Sources of "The Great Risk Shift"
I want to follow up on Jacob Hacker's recent defense of The Great Risk Shift against misinterpretations of his results relative to the results in a recent CBO report, and more particularly I want to follow-up on the response that his argument has received.
Recall that Jacob finds that household income volatility has been increasing in recent years, but both he and the CBO do not find increasing volatility of individual earnings. It is this difference between the results for individuals and the results for households that many people have focused on (even though Jacob's results are much broader than this one measure of risk as touched upon briefly below).
For example, the response from much from the right is along the lines of this from Rammesh Ponnuru at the National Review Online's The Corner:
Risk Shifts Back, by Ramesh Ponnuru, The Corner: Jacob Hacker has argued that income volatility has been increasing and that Americans are exposed to more economic risk than they used to be, and that liberal policies are required to provide some security. (I bought Hacker's empirical case, but not his policy prescriptions.) The Congressional Budget Office recently released a report suggesting that individual income volatility hasn't been increasing.
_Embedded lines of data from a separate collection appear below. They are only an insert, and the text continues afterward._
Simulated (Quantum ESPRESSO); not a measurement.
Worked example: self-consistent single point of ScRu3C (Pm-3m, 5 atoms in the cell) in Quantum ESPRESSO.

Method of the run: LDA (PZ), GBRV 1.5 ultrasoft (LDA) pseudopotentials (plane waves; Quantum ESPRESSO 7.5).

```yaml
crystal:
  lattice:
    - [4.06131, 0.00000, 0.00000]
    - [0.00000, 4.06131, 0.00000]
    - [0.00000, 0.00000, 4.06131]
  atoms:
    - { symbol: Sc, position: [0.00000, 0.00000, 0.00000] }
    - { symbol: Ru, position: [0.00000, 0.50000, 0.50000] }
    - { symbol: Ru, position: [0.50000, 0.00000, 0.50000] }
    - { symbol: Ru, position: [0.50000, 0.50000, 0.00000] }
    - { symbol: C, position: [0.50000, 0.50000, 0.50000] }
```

Hacker, in response , argues that the volatility of family income has been rising. ... Ross Douthat argues that Hacker has been "taking data that would seem to support the socially conservative contention that changing family structure has had a lot of negative externalities for vulnerable Americans, and using it to claim that 1) Republicans have shredded the safety net and 2) we need a much, much stronger one than what we currently have."
Here's more of what Ross Douthat at The Atlantic Online said:
Risky Business, The Atlantic Online: But the subtitle of Hacker's book, you'll note, isn't "How The Sexual Revolution Created Higher Levels of Risk For American Families and What To Do About It." ...[H]e's taking data that would seem to support the socially conservative contention that changing family structure has had a lot of negative externalities for vulnerable Americans, and using it to claim that 1) Republicans have shredded the safety net and 2) we need a much, much stronger one than what we currently have. The first point is at best debatable... The ... second point just amounts to the rather predictable liberal claim that a bigger welfare state is the answer to increasing family breakdown.
Before addressing these specific claims, let me make a more general point. There has been some doubt expressed about whether the data actually show increasing income volatility. While not conceding that there is a question here to begin with - there isn't much of one and it ought to end soon, see below - here's more evidence. First, there is the Hertz study which makes a strong case in favor of the view that family income volatility rose in the 1990s and thus this work reinforces Jacob's results. Second, there is the Los Angeles Times series “The New Deal”. This series is based on a study that uses different methodology than Jacob uses, but still finds a big increase in volatility since the 1970s just as Jacob finds. [Update: Here's one more study, though I should note it is also preliminary. Its conclusion, based on household-level earnings in the PSID, says "Households appear to have faced notably more uncertainty in the past twenty years than in the preceding few decades."]
Now let's turn to the more specific claims above. The first claim from Douthat is that 1), which says that the safety net has been shredded, is debatable. Jacob's point about public policy seems to be completely lost on most people in this debate. Yet government and private social spending is a quarter of our economy after taxes – it has to be considered as an explanation for changing volatility and risk, and the preliminary evidence suggests that social spending does not reduce family income volatility as well as it did in the past.
The other point that is missed is that Jacob's analysis of household risk goes well beyond income volatility. Thus, looking at income volatility alone, which has been the focus lately, misses a large part of the risk picture and hence misses the extent to which the social safety net has been shredded. Jacob discusses this in the link above.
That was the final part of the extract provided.